HELD: Judicial review of an EIS under NEPA is extremely limited. The review is simply to determine whether the EIR contains a reasonably thorough discussion of the significant aspects of the probable environmental consequences of a challenged action. Given the volume of information in the EIS that addresses alien species, National Parks can hardly claim the FAA ignored the problem. Since no endangered species was identified as threatened by the project, the broad mitigation measures proposed in the EIS were appropriate. The FAA has made an informed decision and the Court cannot intervene. For the Transportation Act to apply, the project must "use" Haleakala National Park, a property protected by the Act. It was not demonstrated that the runway extension will so increase the rate of alien species introduction as to substantially impair Haleakala's economic or environmental value. The Airport and Airway Improvement Act does not require approval of the funding for the mitigation measures of the EIS. Petition denied.

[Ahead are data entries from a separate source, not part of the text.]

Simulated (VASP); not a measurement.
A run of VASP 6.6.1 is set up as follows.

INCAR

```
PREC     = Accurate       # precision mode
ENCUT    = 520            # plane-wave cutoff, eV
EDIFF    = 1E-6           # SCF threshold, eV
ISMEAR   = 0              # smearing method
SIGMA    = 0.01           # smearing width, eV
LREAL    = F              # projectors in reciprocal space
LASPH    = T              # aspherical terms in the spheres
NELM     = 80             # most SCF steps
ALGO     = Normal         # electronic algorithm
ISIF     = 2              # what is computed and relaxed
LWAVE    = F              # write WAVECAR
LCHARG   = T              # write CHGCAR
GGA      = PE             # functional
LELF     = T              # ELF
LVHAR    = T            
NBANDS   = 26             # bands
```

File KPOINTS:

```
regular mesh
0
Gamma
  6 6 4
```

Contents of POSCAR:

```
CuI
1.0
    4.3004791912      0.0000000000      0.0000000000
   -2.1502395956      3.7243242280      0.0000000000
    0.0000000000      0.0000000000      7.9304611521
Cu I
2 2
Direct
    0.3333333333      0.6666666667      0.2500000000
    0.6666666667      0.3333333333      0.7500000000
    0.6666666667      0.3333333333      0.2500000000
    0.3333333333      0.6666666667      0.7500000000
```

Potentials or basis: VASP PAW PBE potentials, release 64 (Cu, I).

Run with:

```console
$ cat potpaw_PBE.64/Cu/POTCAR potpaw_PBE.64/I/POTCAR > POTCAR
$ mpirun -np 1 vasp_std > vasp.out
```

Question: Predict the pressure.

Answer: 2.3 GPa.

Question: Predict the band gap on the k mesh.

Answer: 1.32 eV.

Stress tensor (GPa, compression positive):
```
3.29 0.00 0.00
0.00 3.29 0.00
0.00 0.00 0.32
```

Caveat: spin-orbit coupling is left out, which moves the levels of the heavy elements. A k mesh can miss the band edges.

United States v. Ceron-Sanchez
Case No. 99-10284
U.S. Court of Appeals for the Ninth Circuit
CRIMINAL-SENTENCING-ENHANCEMENT OF SENTENCE FOR PRIOR CONVICTION OF VIOLENT FELONY-STATE CONVICTION OF AGGRAVATED FELONY-STATE OFFENSE REQUIRES VIOLENCE
In 1996, Ceron-Sanchez pleaded guilty to Attempted Aggravated Assault with a Deadly Weapon/Dangerous Instrument. In 1999 Ceron-Sanchez pleaded guilty to one count of Reentry After Deportation and was sentenced to 60 months. Ceron-Sanchez was assigned a base offense level of 8 under the Sentencing Guidelines. The court then increased the offense level by 16, which applies if the defendant previously was deported after a criminal conviction for an aggravated felony. The court then subtracted three levels for acceptance of responsibility, resulting in a total adjusted offense level of 21. His offense history placed him in a range of 57 to 71 months imprisonment. Since he had been deported four times previously the sentence was 60 months.
HELD: In deciding whether a defendant committed an aggravated felony, the question is whether the full range of conduct encompassed by the criminal offense constitutes an aggravated felony. The force necessary to constitute a crime of violence must actually be violent in nature. The state offense under which Ceron-Sanchez was convicted reaches only conduct that would constitute a crime of violence, driving a van with people in it in excess of 85 miles per hour and crashing the van. The sentencing factors were properly applied. Affirmed.
Bateman v. United States Postal Service
Case No. 99-15394
U.S. Court of Appeals for the Ninth Circuit
CIVIL-RELIEF FROM DEFAULT-EXCUSABLE NEGLECT
Bateman filed a civil rights action against his former employer, the U.S. Postal Service, alleging discrimination and retaliation. His attorney had an emergency taking him out of the country for several weeks. When his assistant tried to obtain a stipulated extension of several depositions and the government's motion for summary judgment, it was refused. The Postal Service filed its motion for summary judgment as planned on Friday, August 7 and noticed September 11 for the hearing date. This was 12 days after the attorney's return. The time for a response to the motion was on August 21, while the attorney was still out of the country. The attorney returned on August 29, but did not contact the court until September 14th. The district court granted summary judgment. The attorney then filed a Rule 60(b) motion on November 5, which the district court denied.
HELD: Rule 60(b)(1) of Civil Procedure provides that a court may relieve a party or a party's legal representative from a final judgment on the basis of mistake, inadvertence, surprise, or excusable neglect. Excusable neglect covers negligence on the part of counsel. The determination of whether neglect is excusable is an equitable one that depends on: (1) the danger of prejudice to the opposing party; (2) the length of the delay and its potential impact on the proceedings; (3) the reason for the delay; and, (4) whether the movant acted in good faith. The district court abused its discretion because it failed to conduct the required equitable analysis for granting or denying relief. After the Court conducted the equitable analysis it concluded that Bateman is entitled to Rule 60(b)(1) relief. Reversed and remanded.
Diamond v. City of Taft
Case No. 98-17253
U.S. Court of Appeals for the Ninth Circuit
ORDER-RESTRICTIVE ZONING OF ADULT BUSINESS
Amendment to opinion filed June 27, 2000, not affecting the judgment.